Brands versus retailers – it’s a battle that has rumbled on throughout the ages. The contest is more magnified now in the digital age with the Internet playing host to online discount retailers as consumers look for the cheapest bargains.
Retailers are leading the way when it comes to winning custom. When once upon a time, consumers would buy into a brand’s message, style and values, the tables have now turned. Millennials have embraced a DIY approach to shopping, with a wealth of choice and information at their fingertips. Recent research has shown that only 7% of millennials identify themselves as brand loyalists.
So, what can be done from a brand perspective to ensure they can remain relevant in today’s volatile climate?
One big topic that harmonises retailers and brands is data. We already know the power it can provide both – insights on customer behaviour, purchasing patterns and where and when they like to shop. The rise of online shopping, combined with the social media boom, has opened up a host of new channels for brands and retailers to promote their message, which in return, leaves them with a mountain of actionable customer data.
Making sense of this data and acting upon it has proved a blessing and curse for marketers. Done right, it can help target and convert new customers, retain existing ones, and, ultimately, boost sales. Done wrong, customers will turn their back on you, spread the word among their peers, and head off to a competitor.

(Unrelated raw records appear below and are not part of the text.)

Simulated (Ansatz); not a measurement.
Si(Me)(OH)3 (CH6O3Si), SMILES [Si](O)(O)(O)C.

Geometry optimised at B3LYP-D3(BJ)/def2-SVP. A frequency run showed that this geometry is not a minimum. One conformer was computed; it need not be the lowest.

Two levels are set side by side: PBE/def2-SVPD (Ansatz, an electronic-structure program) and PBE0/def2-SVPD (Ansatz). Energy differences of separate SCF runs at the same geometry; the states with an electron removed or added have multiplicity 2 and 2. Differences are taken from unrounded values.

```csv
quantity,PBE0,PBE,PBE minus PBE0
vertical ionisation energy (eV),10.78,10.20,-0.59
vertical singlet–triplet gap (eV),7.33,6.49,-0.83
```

So if retailers and brands have the same end goal – winning and retaining custom – why can’t they operate together to help achieve this? Surely the combination of two sets of data on a single customer is better than one? But how do brands and retailers set about doing this? The answer lies in second-party data.
Take any supermarket and Coca-Cola for example. The brand (Coca-Cola) is responsible for developing the product but arguably knows little about the end-user, given the majority of sales come through the retailer (the supermarket).
It’s within the interests of the brand to work with the retailer to obtain customer data that enables it to tailor its product marketing for current audiences. For example, targeting paid media to lapsed buyers and measuring the in-store sales impact of that paid media. In addition to a potential new revenue stream, the benefit for the retailer is a more engaged brand that invests more in paid media and brand-funded promotions.
As shopping patterns and behaviours continue to evolve, the future will always remain uncertain for both brands and retailers. The next big phenomenon is always ready to shake up the industry once again. Second-party data is a powerful tool if handled correctly. It’s how brands and retailers can work in harmony to build relationships with their customers and ultimately remain relevant and profitable.